Recently, Bank of America purchased Countrywide Home Loans and immediately put most of the loans on hold in an attempt to work the loans out with the borrowers. In order to qualify for possible loan modification, the property must be the borrower’s primary residence and the borrower must have an income substantial enough to make the monthly payments on the new loan. However, putting all of the loans on hold may not be the smartest move when it is only a small percentage that will be able to be adjusted.
If there were a nationwide moratorium on foreclosure, it would cripple the way the nation currently runs. Banks would not be able to stay in business. The finance world would see massive layoffs and unemployment would skyrocket. Since the banks wouldn’t be permitted to collect on the loans they currently own, they would cease giving any more loans out. That means no new homes, no new cars, no small business loans, and no financing for jewelry or Christmas presents. America would stop running.
Perhaps a better plan would to carve out exactly those loans that can be modified. If the banks simply go through the loans currently on file and foreclose those homes that have been abandoned first, they will be able to turn around and sell those homes to new qualified buyers at a discounted rate. New homeowners will provide the bank with income and raise the property values of those houses surrounding currently vacant properties, which can sometimes become havens for drug dealers and vagrants.
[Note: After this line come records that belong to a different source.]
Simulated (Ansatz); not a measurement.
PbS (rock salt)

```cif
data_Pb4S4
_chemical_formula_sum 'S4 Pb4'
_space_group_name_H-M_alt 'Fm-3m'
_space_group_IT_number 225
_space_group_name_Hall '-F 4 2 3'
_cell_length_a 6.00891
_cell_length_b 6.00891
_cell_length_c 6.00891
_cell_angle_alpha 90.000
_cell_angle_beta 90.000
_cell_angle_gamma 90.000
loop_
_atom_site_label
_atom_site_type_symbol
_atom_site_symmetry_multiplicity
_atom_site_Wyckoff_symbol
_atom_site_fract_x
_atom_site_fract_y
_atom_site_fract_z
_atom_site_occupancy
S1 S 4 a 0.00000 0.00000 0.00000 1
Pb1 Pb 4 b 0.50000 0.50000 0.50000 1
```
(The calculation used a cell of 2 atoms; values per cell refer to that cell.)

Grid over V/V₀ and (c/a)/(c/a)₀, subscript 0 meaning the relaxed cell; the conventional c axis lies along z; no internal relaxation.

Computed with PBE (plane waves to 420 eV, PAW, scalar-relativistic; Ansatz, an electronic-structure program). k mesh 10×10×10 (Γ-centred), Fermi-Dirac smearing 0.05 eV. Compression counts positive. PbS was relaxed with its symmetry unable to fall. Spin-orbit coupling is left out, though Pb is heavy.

After all of the vacant houses are foreclosed, the banks should then focus on modifying those loans that are in default, but with borrowers who are gainfully employed and had fallen on temporarily hard times or whose loans have adjusted to levels higher than they can currently afford. At this point, the homeowners who are trying to protect their homestead will be successful in doing so, the banks who intend on staying in the lending business will be able to, and the housing market will begin to level out and even show signs of increasing.
Currently, eighty percent of the people in this country own homes. According to the United States committee on Housing and Urban Development, only seventy percent of adult Americans should ever own a home at any one time. We dont need to foreclose all eighty percent to save the banks. We dont need to protect all eighty percent to save the homeowners. We need to reduce the amount by a mere ten percent. We need a scalpel, not a hatchet.